From ANIMAL PEOPLE, September 2007:
Get Political for Animals and win the laws they need
by Julie E. Lewin
National Institute for Animal Advocacy
(6 Long Hill Farm, Guilford, CT 06437), 2007.
276 pages, paperback. $29.00.
“Becoming a power player in the lawmaking
arena requires learning to think and function as
a lawmaker does–politically and
strategically–with the arithmetic of elections
foremost,” Julie Lewin emphasizes in Get
Political for Animals. “Ignorance of political
dynamics leads to repeated, avoidable failures
–and to thinking small.
“When voting on legislation,” Lewin
elaborates, “a lawmaker cares only about his
constituents who vote. He doesn’t care about his
constituents who don’t vote or what the broader
public thinks. Hearing from advocates who live
outside his district wastes his time, which he
doesn’t appreciate. It also shows him we’re
politically naïve.
“In the absence of voting blocs,
lawmaking is driven by money. When casting a
vote means choosing between a wealthy business
interest and a politically organized grassroots
group, a lawmaker goes with the grassroots group
every time. Why? She knows that otherwise the
voting bloc will punish her on Election Day–by
endorsing her opponent and directing members in
her district to vote for her opponent. She knows
that the wealthy interest cannot protect her from
that.”
Variants of these paragraphs recur every
few pages through Get Political for Animals,
along with real-life cases in which a small
amount of political organization accomplished a
great deal, while huge investments of money and
effort in other approaches achieved either
nothing or negative outcomes.
Lewin points out repeatedly that hunters
have influence hugely disproportionate to their
numbers–barely 4% of the U.S. population, a
fifteenth as many as people who keep dogs or
cats, outnumbered even by vegetarians–because
they are politically organized. Foes of hunting
have barely begun to mobilize.
Many of Lewin’s most instructive examples
come from her own experience of decades as an
animal advocate. As a former newspaper reporter
and magazine writer, Lewin at first put much
effort into media campaigns. She learned that,
“Media attention almost never achieves strong
laws or public policies…If media coverage is
not buttressed by political power, the resulting
laws, if any, are cosmetic and weak, and are
not enforced.
“Media coverage of proposed legislation
is often harmful,” Lewin adds, “because it
gives your opposition ink and air time to attack
it–and alerts opponents who then contact their
lawmakers.”
Much of the opposition to pro-animal
goals was rallied in response to the success of
pro-animal media campaigns which were not backed
by political mobilization.
Chapter 9 of Get Political for Animals
extensively covers how and when to seek
publicity. Unfortunately, Lewin offers one
pointer in the wrong direction. “Get over the
notion,” Lewin writes, “that today’s reporters
do real research. You have to hand-feed them
everything except opponents’ views, which they
manage to find on their own.”
Today’s reporters actually spend much
more time on research than when Lewin was a
reporter. Journalism education today far more
heavily emphasizes research technique. But
changes in how research is done feed into Lewin’s
other points about how both successful politics
and obtaining publicity depend on having local
angles and being prepared.
Today’s reporters no longer work much out
of press clubs. Most attend far fewer press
conferences than 30 years ago. Fewer newspapers,
with smaller staffs, mean reporters spend less
time on research that requires leaving the
office. Sifting through documents obtained via
the Freedom of Information Act, a new reporting
technique in the 1970s, died with the advent of
the Internet.
But today’s reporters typically use
web-searching to check the backgrounds of sources
and subjects, and to find varied perspectives on
issues. The typical news article of 30 years
ago used two sources. The typical article today
uses four–and an embarrassing action or stupid
remark today is far more likely to follow a
source or subject for years.
In addition, the Internet has hugely
increased the use of “value added” reporting, in
which a reporter grafts a local angle to
syndicated material. “Value added” reporting
resembles the team reporting of 30 years ago,
but the team members may be scattered worldwide.
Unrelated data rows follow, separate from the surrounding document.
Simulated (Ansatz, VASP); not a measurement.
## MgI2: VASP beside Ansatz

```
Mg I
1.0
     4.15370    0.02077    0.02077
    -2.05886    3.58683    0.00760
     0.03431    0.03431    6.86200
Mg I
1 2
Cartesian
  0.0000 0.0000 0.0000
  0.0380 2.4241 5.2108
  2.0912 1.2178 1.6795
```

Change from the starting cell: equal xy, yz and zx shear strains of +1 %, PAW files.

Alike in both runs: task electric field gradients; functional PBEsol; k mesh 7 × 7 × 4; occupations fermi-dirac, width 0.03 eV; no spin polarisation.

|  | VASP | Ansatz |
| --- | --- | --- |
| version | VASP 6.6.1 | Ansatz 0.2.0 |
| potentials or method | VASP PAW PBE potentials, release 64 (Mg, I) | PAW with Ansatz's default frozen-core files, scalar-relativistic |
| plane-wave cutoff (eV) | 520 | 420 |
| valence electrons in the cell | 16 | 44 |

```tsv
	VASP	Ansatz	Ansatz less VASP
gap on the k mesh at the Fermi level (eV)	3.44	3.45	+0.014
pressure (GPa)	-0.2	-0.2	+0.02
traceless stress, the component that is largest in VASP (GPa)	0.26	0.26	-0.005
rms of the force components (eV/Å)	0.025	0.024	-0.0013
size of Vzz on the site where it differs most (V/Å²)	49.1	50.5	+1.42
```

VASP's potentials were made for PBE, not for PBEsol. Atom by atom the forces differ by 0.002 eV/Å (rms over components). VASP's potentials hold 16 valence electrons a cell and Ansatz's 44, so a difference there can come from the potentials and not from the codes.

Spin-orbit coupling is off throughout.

This increases the breadth of reportage while
decreasing the prominence of primary sources,
except in their own communities.
Conversely, a national story is much
more likely to be given a local angle if local
activists are already making the angle known.
The importance of local organization has
accordingly never been higher.
But effective local organization must
take a form that has political leverage.
“Demonstrations and protests almost never
achieve meaningful laws or public policies,”
Lewin notes, having staged many protests herself
before learning that this was ineffective,
“because they in no way hold individual lawmakers
accountable to their own voting constituents.”
Lewin is also critical of petitioning as
it is usually practiced. “Unless petitions are
designed politically and strategically, they do
not create one-to-one accountability of any
individual lawmaker to his or her own
constituents,” Lewin points out. “In contrast,
a highly effective petition is addressed to a
specific lawmaker; asks that lawmaker to take a
specific position (support or oppose a specific
bill or proposed ordinance); is signed only by
the lawmaker’s own constitutents; includes the
home (voting) address of each signer; and
includes the phone and e-mail addresses of
signers who are willing to provide them. These
petitions are joyously effective, because the
lawmaker sees that you have the contact
information to let each signer know exactly what
actions he takes.”
Lewin provides extensive tactical advice
on GOTV, short for Getting Out The Vote, the
most basic component of effective voting bloc
organization.
Chapter six offers a detailed
introduction to all of the various levels of
lawmaking and regulation, which may save many
activists years of fruitlessly seeking change at
the wrong levels. For example, the
administrators who execute public policy rarely
have authority to amend it, but the policymakers
may be quite content to let the administrators
take the brunt of public protest.
Time and again, Lewin reminds that
protests are usually futile. “In my many years
of work at the [Connecticut] state capitol,”
Lewin testifies, “I never saw a lawmaker decide
to vote for or against an animal-related bill
because of a protest. Law-makers often view
protests as infantile, engaged in by people who
don’t understand the dynamics of power and
marginalize themselves. Protests retard our
political advance for animals,” Lewin believes.
“They miseducate new enthusiasts about the
dynamics of change. They subliminally reaffirm
the protesters’ self-image as outsider rather
than mainstreamer. They cause malaise among some
segments of the public, strengthening the
psychological barrier between the public and the
facts we want the public to understand.”
But beyond all else, “Protests use time
poorly,” Lewin believes. “If 100% or 50% or 20%
of the time and effort put into organizing and
attending protests had been spent instead
recruiting members to voting blocs for animals,
how far along we would be!”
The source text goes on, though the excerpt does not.